OpenCV dft vs. gpu::dft Performance

Hello, I am testing the OpenCV discrete fourier transform (dft) function on my NVIDIA Jetson TX2 and am wondering why the GPU dft function seems to be running much slower than the CPU version. The code and the output are as shown.

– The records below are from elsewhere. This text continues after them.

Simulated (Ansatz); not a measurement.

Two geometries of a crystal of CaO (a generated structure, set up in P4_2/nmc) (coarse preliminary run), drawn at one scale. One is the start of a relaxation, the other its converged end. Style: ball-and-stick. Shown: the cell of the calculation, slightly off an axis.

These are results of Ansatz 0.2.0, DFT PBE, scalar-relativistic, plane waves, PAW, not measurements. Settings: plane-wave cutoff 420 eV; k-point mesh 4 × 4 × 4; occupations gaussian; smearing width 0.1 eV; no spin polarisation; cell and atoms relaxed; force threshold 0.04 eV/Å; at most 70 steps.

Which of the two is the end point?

#include <opencv2/core/core.hpp>
#include <opencv2/opencv.hpp>
#include <opencv2/highgui/highgui.hpp>
#include <opencv2/gpu/gpu.hpp>
#include <opencv2/gpu/gpumat.hpp>
#include <iostream>



int main()
{
        cv::Mat image =cv::imread("test.pgm",CV_LOAD_IMAGE_GRAYSCALE);
        cv::imshow("image",image);

        int height, width;
        height = image.rows;
        width = image.cols;
        cv::Size s = image.size();
        height = s.height;
        width = s.width;

        //Convert to 32-bit floating point
        image.convertTo(image,CV_32FC1);
        
        //GPU-DFT
        int device =cv::gpu::getCudaEnabledDeviceCount();
        std::cout<<"Number of CUDA devices: "<< device << std::endl;
        int getD = cv::gpu::getDevice();
        cv::gpu::setDevice(getD);
        //Get dft size
        int h =cv:: getOptimalDFTSize( image.rows );
        int w =cv:: getOptimalDFTSize( image.cols );
        cv::Size dftsize(h,w);
        cv::Mat sizedimage;
        cv::Mat transform = cv::Mat(h,w/2+1,CV_32FC2);
        //Resize Image
        cv::resize(image,sizedimage,dftsize);
        //Upload image to GpuMat
        cv::gpu::GpuMat gputransform = cv::gpu::GpuMat(h,w/2+1,CV_32FC2);
        cv::gpu::GpuMat gpuimage;
        gpuimage.upload(sizedimage);
        //DFT
        double t = (double)cv::getTickCount();
        cv::gpu::dft(gpuimage,gputransform,sizedimage.size());
        t = ((double)cv::getTickCount() - t)/cv::getTickFrequency();
        std::cout<<"Total time for GPU-DFT: "<<t << std::endl;
        //Download transformed image to CPU
        gputransform.download(transform);

        //CPU-DFT
        cv::Mat cputransform = cv::Mat(h,w/2+1,CV_32FC2);
        double totalcputime = (double)cv::getTickCount();
        cv::dft(sizedimage,cputransform);
        totalcputime = ((double)cv::getTickCount() - totalcputime)/cv::getTickFrequency();
        std::cout<<"Total time for CPU-DFT: "<<totalcputime<<std::endl;
return 0;

Output:
“Number of CUDA devices: 1
Total time for GPU-DFT: 0.717235
Total time for CPU-DFT: 0.0867742”

Problem is solved. I was unaware that the first iteration is the slowest when running the GPU version. Creating a for loop for ten iterations looks like so:

GPU-DFT Time: 0.740611
GPU-DFT Time: 0.0112295
GPU-DFT Time: 0.0141018
GPU-DFT Time: 0.00741959
GPU-DFT Time: 0.0055442
GPU-DFT Time: 0.00472504
GPU-DFT Time: 0.00470632
GPU-DFT Time: 0.0044916
GPU-DFT Time: 0.00450056
GPU-DFT Time: 0.00453567

CPU-DFT Time: 0.0560137
CPU-DFT Time: 0.0518014
CPU-DFT Time: 0.0507693
CPU-DFT Time: 0.0505741
CPU-DFT Time: 0.0504789
CPU-DFT Time: 0.0506245
CPU-DFT Time: 0.0499963
CPU-DFT Time: 0.050419
CPU-DFT Time: 0.0503551
CPU-DFT Time: 0.0503879

Can I take a look at your CMakelists file, please?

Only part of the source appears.